The raw score (RS) is the primary, original score. It is simply the total number of correct answers for which a student is given credit on the test. The raw score is specific to the particular test content and, therefore, cannot be interpreted in relation to any other test.
Percentage (PCT or %) is the other original score, representing the number correct as a ratio of the total items presented.
The scaled score (SS) is the principal derived score. It is generated from the distribution of raw scores obtained for a test, or series of tests. It is the basis for all the other derived scores associated with a test. It links different forms and levels of the same test content.
Percentile rank (PR) scores range from 1 through 99. A score of 50 represents average age- or grade-level performance. It is derived from the distribution of scaled scores and represents the percentage of students in the original sample (norming population) scoring at or below a given scaled score. This gives relative standing of students. It may be used to compare across tests, but should not be manipulated mathematically, such as summing or averaging. It is often misread as the percent correct.

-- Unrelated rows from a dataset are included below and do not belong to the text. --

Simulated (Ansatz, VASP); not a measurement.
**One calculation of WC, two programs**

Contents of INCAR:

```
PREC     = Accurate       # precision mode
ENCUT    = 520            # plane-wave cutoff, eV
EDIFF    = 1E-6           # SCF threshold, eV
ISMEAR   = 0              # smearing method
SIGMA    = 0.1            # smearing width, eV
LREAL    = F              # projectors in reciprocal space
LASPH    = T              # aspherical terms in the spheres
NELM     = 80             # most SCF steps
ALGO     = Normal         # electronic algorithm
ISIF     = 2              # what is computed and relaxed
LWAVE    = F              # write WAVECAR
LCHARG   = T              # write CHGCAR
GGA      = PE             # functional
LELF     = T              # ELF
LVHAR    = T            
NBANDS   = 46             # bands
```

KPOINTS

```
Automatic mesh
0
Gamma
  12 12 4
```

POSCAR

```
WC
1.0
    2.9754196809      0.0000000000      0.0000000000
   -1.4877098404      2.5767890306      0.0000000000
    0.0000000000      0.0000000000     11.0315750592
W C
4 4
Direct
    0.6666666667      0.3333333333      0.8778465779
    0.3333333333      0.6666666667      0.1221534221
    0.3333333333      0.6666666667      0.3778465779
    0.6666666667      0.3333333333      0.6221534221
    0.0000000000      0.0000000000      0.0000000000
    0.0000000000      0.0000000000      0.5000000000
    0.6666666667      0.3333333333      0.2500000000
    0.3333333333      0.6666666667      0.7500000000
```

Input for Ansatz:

The normal curve equivalent (NCE) is a standard score with a mean of 50 and a range of 1 through 99. It is most often used by researchers for manipulating test data algebraically. Percentile ranks and NCEs have a direct, fixed relationship.
Other scores, such as stanines (ST) and grade equivalents (GE) are sometimes quoted in the literature. However, their range of interpretation is limited and will not be used in this report. For further explanation of these terms, refer to such documents as the Harcourt Brace Educational Measurement (1997) report.